Kenya has finally given Africa a reason to celebrate after it successfully completed building its first satellite. The satellite is set to be launched in a few months time from the ISS (International Space Station.

Kenya collaborated with Japan to develop this satellite. This has ranked Kenya among the select club of African countries. The most amazing thing is that Kenya’s first satellite was developed by a group of students from the University of Nairobi in collaboration with the Sapienza University of Rome.

The satellite that has become Kenya’s pride was named 1KUNS-PF. Just as we had mentioned before, every satellite is built with a particular purpose and so is the case with 1KUNS-PF. This was built to monitor farming trends as well as offering information on coastal progression. This has brought a lot of improvement in soil management and farming practices of Kenyan farmers.

The nature of 1KUNS-PF

1KUNS-PF is in essence a CubeSat (10 by 10*10 cm cube). However, according to Kenyan officials, this is just the beginning. Their goal is to build bigger morning satellites and they believe they will do this in the near future. In modern life, the use of miniaturized satellites in commercial missions is on the increase. They have been tasked to perform more complicated tasks which in the past were only performed by larger satellites.

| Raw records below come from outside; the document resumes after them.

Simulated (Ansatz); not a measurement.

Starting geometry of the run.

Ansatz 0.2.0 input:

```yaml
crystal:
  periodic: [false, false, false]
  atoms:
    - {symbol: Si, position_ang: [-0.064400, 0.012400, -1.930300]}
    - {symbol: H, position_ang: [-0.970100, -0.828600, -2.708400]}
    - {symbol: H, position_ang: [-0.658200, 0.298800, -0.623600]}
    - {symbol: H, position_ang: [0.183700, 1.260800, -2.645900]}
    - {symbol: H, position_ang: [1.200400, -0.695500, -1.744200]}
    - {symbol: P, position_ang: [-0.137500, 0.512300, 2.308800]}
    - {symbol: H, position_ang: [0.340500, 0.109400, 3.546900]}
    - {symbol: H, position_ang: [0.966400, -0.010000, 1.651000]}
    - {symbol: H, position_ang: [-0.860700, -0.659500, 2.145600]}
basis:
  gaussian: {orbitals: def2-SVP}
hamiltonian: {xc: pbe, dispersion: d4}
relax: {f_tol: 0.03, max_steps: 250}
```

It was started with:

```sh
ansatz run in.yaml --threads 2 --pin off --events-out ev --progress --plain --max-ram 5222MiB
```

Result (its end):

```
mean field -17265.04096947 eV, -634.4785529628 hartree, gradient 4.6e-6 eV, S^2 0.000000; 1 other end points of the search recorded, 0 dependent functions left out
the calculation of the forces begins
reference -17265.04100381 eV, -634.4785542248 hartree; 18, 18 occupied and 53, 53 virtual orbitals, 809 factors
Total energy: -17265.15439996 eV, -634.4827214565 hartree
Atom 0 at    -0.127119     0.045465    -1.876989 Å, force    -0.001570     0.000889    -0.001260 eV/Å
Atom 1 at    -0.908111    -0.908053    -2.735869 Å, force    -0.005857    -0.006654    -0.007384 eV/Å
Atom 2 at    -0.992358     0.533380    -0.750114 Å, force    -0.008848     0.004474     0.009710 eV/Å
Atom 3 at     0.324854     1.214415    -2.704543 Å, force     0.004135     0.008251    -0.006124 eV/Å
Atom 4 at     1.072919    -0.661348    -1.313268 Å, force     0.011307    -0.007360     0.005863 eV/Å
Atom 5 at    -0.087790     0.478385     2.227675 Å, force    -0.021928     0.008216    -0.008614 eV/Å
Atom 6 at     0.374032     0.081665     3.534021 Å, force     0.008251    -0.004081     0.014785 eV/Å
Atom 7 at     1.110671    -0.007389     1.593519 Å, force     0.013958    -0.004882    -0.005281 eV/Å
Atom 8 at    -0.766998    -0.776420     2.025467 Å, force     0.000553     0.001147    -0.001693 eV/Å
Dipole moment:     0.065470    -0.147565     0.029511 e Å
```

The Kenyan project of building their first satellite was undertaken in collaboration a Japanese Space Agency (JAXA). This Japanese agency also contributed much of the money needed to bring this project to completion. The cost of this whole project amounted to $1.2 million which is approximately 120 million Kenyan shillings.

This entire project was under the supervision of Nairobi University engineer known as Dr. Jackson Mwangi. Dr. Mwangi has confirmed that the satellite has already been handed over to JAXA. On the other hand, JAXA has assured them of their commitment in making the deployment of 1KUNS-PF a success.

JAXA says they understand how important 1KUNS-PF is being the first satellite in the Republic of Kenya and East Africa as a whole. The satellite is set to be flown to ISS in the month of March and from there, its launching into orbit on the ISS will be done through the robotic arm of Japanese.

The successful launch of this satellite will be a great achievement for Kenya since only five African countries have been able to launch satellites into space. These countries include: Egypt, Nigeria, South Africa, Ghana and Algeria.